Eventually we agreed on a plan. The coming Saturday night was free of other events, and we would be staying at the Days Inn Hotel in the capital city, Amman. I could perform in one of the hotel conference rooms and there would be an instant audience composed of the tour group and other guests. I looked at Sean – this had turned out to be ridiculously easy. We settled back to enjoy the ride.

Petra Valley

November 2005: Wednesday

The site of Petra is, of course, one of the most famous tourist magnets on earth. Having once been the wealthy capital of a tribe called the Nabataeans, the city had fallen into such disuse that by the 14th century it had completely disappeared into the sands. It had been re-discovered by a European traveller in 1812, but even today, only 1% of the ruins have been archaeologically explored. One 19th century poem famously referred to it as the ‘rose-red city, half as old as time’. (James Joyce borrowed the phrase when he referred to Dublin as ‘the nose-red city’).

Petra entirely deserved its reputation. The guide Sami led our group down to the Siq, a mile-long natural gash in the hills. The vertical cliffs on either side of this gorge soared up for about sixty feet; there was just a sliver of blue sky above. Horse-drawn carriages whipped along the narrow flat-stone path at a brisk trot, past the slower camels and the odd donkey – and always the incessant tramp of human feet. The Siq was like a busy street, but the oddest street in the world.

The Siq at Petra

Beyond the Siq lay the highlight of Petra – the extraordinary Treasury, a colonnaded temple frontage carved out of the cliff-face. A couple of hundred yards further on, the path skirted an amphitheatre, again carved out of solid rock and, according to Sami, capable of holding 7000 people. “It was last used as a theatre by the Romans.”
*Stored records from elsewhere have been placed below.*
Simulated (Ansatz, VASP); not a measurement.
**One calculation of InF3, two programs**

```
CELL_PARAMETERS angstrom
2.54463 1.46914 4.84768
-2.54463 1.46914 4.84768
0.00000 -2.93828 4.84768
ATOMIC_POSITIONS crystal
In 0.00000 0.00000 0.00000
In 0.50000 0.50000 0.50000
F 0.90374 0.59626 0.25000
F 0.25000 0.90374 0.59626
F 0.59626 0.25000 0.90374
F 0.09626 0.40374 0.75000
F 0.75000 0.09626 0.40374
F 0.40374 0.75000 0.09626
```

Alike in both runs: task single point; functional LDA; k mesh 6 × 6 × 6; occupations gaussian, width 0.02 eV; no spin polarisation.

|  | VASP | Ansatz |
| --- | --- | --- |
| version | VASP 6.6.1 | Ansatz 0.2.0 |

The Roman Ampitheatre at Petra

In the evening, Sean and I were drinking Marghareta cocktails in the hotel bar, when a young couple sat at our table and introduced themselves. The young man was Jordanian and called Annees; the girl was Palestinian and called Kherma. They explained that they were trying to set up a tourist website and were visiting Petra to recruit hotels. We told them about the Wilde show. The conversation drifted into politics; we shared at least some of the same political opinions, especially over Iraq, and we got on well with them.

After an hour of talking, Annees’ mobile phone rang and he answered it. Suddenly, his face became serious. He clicked off the phone, then turned to us:

“Wow, that’s bad news. Really bad news”.

Both Sean and I thought immediately that he must have had a family bereavement or something of the sort. Then he continued:

“There has been some bombing in Amman. Three hotels have been blown up”.

Jesus! It immediately crossed my mind that one of them could be the Days Inn. I also wondered if we were secure here – if there was an anti-tourist attack going on, this bar would be an obvious target. I crossed over to the TV in the far corner; it was on the CNN channel. I watched for a minute and my heart sank. Yes, one of the victims was the Days Inn. I went back to tell the others.

TV News of the Amman bombings

As the news spread, the atmosphere in the hotel became highly charged. Aroused from his bed, Sami arrived to say that he thought that the police would soon be providing cover for the Petra hotels. When I asked him about the Days Inn, he pursed his lips and shook his head. I looked through the window to the dark street outside – nothing was moving. We ordered another round of drinks, then another.

After an hour, as we had not been blasted into oblivion and were now flush with Margharetas, the talk turned to new possibilities. Anees suggested that we played the Wilde show at the Petra amphitheatre tomorrow night.

“It would be the first show there for 1700 years. The last show was in 329 AD. It flopped.”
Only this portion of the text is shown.